The Babadook

A perfect blend of sound effects and editing zapping you with an enormous “boo”.

Jennifer Kent’s debut as a writer-director is a monstrous call for attention. It is surprisingly one of those few horror flicks that I have encountered that fully uses every aspect of filmmaking in one direction. It channels everything to one simple thing. And it is not a scream that she wants from you, nor an awe gasping moment and definitely not a cheap elaborative sketch spread across the script for an insensitive commercial parlour trick. What she is interested in throwing out, is the character driven plot. All those scenes tied together just gives you a very strong case on what and how theses characters work. And they work fine. More than fine. They are extremely diligent on what they look like.

How they are received by the others. In fact, every character is interested in doing so. Even the demons come with an introduction, a warning and are interested in following those set rules by them. They want to be taken seriously. Like they hold importance. A value that they could never reach. But would like to possess. And that is the crux of the supernatural element in the film. The entity is something that is not considered real.

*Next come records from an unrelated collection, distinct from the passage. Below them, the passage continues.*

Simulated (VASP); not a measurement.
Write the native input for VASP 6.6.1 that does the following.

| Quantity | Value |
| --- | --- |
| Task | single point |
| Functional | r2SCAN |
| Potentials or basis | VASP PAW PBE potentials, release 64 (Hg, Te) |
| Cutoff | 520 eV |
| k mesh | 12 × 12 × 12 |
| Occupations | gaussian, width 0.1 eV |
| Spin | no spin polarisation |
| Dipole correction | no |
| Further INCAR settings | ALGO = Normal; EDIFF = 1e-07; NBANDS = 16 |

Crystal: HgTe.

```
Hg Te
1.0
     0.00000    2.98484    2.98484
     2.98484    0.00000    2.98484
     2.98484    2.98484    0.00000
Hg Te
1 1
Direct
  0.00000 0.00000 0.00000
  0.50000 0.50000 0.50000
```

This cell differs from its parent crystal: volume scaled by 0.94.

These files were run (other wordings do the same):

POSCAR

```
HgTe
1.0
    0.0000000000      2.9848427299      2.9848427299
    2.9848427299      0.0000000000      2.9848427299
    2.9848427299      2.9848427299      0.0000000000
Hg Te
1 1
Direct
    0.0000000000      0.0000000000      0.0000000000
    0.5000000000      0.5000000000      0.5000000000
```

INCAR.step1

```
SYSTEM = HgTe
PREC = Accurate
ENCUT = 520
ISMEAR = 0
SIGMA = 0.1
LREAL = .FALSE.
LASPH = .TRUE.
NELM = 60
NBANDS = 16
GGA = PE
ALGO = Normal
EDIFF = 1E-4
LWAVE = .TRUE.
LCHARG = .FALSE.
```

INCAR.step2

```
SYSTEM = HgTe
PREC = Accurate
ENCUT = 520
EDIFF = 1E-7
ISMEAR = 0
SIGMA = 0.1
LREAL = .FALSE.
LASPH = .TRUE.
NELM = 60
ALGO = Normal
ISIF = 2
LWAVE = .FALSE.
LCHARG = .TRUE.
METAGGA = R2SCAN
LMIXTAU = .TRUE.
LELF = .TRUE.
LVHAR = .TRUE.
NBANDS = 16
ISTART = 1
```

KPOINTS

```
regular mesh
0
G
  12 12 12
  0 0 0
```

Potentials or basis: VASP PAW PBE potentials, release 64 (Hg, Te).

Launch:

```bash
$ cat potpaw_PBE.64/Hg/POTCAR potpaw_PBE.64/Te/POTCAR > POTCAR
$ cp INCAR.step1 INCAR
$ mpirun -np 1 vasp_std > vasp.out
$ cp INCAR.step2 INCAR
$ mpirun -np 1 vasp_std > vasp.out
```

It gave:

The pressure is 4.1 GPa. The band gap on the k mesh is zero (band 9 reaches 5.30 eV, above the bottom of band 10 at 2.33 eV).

The psychological system feeds on fear and grows on your weakness or at least that’s what we are told. And maybe that’s why among these many set of characters, the kid, the child stands out different. His inexpressive behaviour, nature without any pattern doesn’t make sense and it also does. This normalized humane behaviour that blends in at the back of our mind is what’s alienated throughout the film. The Babadook then truly transforms into a monstrous lie. The horror title is deserved and the payoff is the oddest emotion that we carry and that is of course that we are attached to the idea.